Over the past several weeks, there has been a big push for the committee to hold a hearing to investigate the widespread incidents at the Lackland Air Force base, in which thirty-one victims of sex crimes have been identified and twelve instructors are under investigation. One instructor, Sgt. Luis Walker, was sentenced to twenty years in prison this weekend for crimes including rape and sexual assault.
So far, many Republican Congressmen’s sentiments have mirrored Chafin’s, saying they want the Air Force investigation to be over before taking any action.

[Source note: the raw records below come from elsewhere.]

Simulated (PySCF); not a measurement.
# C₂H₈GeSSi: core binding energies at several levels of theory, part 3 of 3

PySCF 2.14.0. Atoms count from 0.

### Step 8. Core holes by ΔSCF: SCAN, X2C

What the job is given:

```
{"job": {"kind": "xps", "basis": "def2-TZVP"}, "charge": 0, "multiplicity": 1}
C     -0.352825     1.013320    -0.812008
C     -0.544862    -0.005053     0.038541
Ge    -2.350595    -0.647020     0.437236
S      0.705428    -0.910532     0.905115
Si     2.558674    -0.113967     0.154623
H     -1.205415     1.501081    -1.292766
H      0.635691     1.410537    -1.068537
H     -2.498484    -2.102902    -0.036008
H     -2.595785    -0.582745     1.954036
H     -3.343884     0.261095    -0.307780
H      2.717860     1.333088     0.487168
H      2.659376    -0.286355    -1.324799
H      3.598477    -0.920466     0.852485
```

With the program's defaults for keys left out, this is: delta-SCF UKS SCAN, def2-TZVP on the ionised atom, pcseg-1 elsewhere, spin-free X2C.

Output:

But Democratic Representative Jackie Speier has spoken on the House floor three times already about Lackland—she thinks it’s misguided wait for the results of a criminal investigation conducted by the Air Force bureaucracy that let the crimes happen in the first place. Her letter to leadership demanding hearings has garnered the signatures of seventy-seven Congressmen, and the advocacy group Protect Our Defenders also started a petition that, as of Wednesday, had more than 8,000 signatures. The group began a Twitter campaign Tuesday targeting McKeon with the hashtag #AskBuck.
For Protect Our Defenders, a closed-door briefing to delay a hearing is not enough.
“This is unacceptable. The widening scandal at Lackland demands a full congressional hearing and investigation — it is a matter of our national security,” said Nancy Parrish, president of the group, in a statement Wednesday. “Our armed forces’ top brass hasn’t fixed the epidemic of rape and sexual assault in our military and it is very apparent it needs to be addressed legislatively. Hearings are part of this process.”